For our purposes at this point, we are really just trying to figure out what's useful out of this gathered information. I built a gathering process into Catbuilder that will run a list of model items and return either the ScienceBase Items with included annotation or flatten everything out and return a Pandas dataframe that might be useful for examination.

In [4]:
%%time
annotated_models = cb.annotate_model_links(models=models, output_format="python")

CPU times: user 45.1 s, sys: 1.04 s, total: 46.2 s
Wall time: 5min 7s


Now's the fun part: analyzing the data and seeing if there's anything we want to use. Well, it would be fun, except our results aren't actually all that consistent or robust.

> We have very few cases where we were able to pull any useful structured metadata in at all, so our most promising route for a consistent and powerful method is stymied by the fact that most of the systems behind these links haven't implemented that method. As a little bit of a side tangent, someone really ought to be encouraging this type of thing across the USGS and perhaps leading by example. Beyond supporting what we're trying to do here, these methods would go a long way to improving how USGS content presents itself on the web, how we might influence search rankings, and how we might influence the various knowledge graph efforts toward recognizing USGS as an authority on some subjects.

Content negotiation doesn't give us a whole lot of results either with a couple of notable exceptions. Somewhat by design, anything that points at a DOI link should respond to some type of accept header that will give us DOI metadata as a response.

As clunky as it is, meta tag scraping may still be a viable option to try to work from (if we can avoid encouraging bad behavior). Meta tags are really not designed for modern robots as they do not really have capacity for explicit semantics to understand what the intent of the meta tags should be. It's all a matter of convention and usage within a particular context, and that has to be unraveled and dealt with in some fashion.

Beyond the information structure, some of the research questions I would want to pursue include the following:

* Can we legitimately use anything we bring back in these processes in a meaningful way to add more depth to our model catalog?
* Can we use titles from any of these sources provide more than model acronyms or short names in our ScienceBase Items?
* Do any of the descriptions make sense to serve as an abstract for the concept of the model as cataloged, or are they for some specific aspect of the modeling system?
* Does our initial notional way of type classifying web links (e.g., Model Reference Link) help us in determining what information we can use?
* How might the extended information from model related assets like model output data or software code be encoded into the model items to add value without adding confusion?

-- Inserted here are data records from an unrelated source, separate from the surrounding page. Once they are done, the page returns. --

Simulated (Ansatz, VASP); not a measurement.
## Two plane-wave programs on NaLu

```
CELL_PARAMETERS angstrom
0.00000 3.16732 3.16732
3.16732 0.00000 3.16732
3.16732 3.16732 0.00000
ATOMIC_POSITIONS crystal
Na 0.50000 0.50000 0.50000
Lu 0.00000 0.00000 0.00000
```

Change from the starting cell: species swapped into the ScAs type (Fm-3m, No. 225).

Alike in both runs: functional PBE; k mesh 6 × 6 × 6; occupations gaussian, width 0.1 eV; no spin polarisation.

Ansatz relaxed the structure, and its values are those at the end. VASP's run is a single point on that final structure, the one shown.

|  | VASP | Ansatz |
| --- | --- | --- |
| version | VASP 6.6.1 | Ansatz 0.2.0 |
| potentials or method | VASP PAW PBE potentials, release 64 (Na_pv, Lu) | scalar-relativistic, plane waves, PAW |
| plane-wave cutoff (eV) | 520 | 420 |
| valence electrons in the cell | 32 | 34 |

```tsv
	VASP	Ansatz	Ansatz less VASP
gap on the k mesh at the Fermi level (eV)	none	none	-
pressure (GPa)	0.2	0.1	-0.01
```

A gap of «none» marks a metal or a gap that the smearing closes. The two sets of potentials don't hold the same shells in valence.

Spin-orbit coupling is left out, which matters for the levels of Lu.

To help facilitate looking through the results and set us up for the eventual capability we will want to build onto this, I set up a link_miner() function in Catbuilder. It is really crude at this point, and I know there are more efficient ways of working through the content. I focused on a couple of the more straightforward and content-rich types of structured schema.org content, XML metadata from content negotiation, and the higher level meta tags. The link_miner provides what is essentially a simple table containing a reference back to the model item in ScienceBase from which the links come from, the links and link types, and then the type of information, where it comes from in terms of an extraction method, and the content. Some of the content is pretty straightforward in terms of text strings, while for others, I left the basic raw content which could require further processing. For instance, there are lists of author names, which we could attempt to do some further work on.

To facilitate looking at this information, I pull the list of dictionaries from the link_miner for every distinct piece of potentially useful information into a Pandas dataframe and then use the qgrid package to show the data in a filterable table. One thing you can do with this is to filder on "link_classification" to show Model Reference Links only and then filter info_type to select the most likely candidates for improved titles (title, name, and og:title are probably the ones to look at for this use). You can also dump the dataframe to CSV or Excel or some other format for use with other tools.

In [5]:
mined_link_info = list()
for model in annotated_models:
    mined_link_info.extend(cb.link_miner(model, output_type="python"))
df_mined_link_info = pd.DataFrame(mined_link_info)

In [9]:
qgrid.show_grid(df_mined_link_info)

QgridWidget(grid_options={'fullWidthRows': True, 'syncColumnCellResize': True, 'forceFitColumns': True, 'defau…

# Next Steps
There's lots more to do here, likely focusing in on the link_miner() function. This is something that we could also eventually abstract up to a higher level with sciencebasepy once we know enough about what we are looking for, where we can likely find the most useful information, and develop whatever tests are necessary to validate that gleaned information is indeed useful. It will be interesting to study just how much context matters in terms of the overall utility of the information in these different kinds of structured metadata content methods. My guess is that it will matter a good deal, and we may need different profiles for different kinds of content or sources of content to aid in determining the best use of the information contained. This is also where the schema.org methods should begin to become much more important (when implemented correctly) as they do help to force a certain degree of foresight into how information will be perceived when taken out of context by pushing for encoding of explicit context into the schema itself.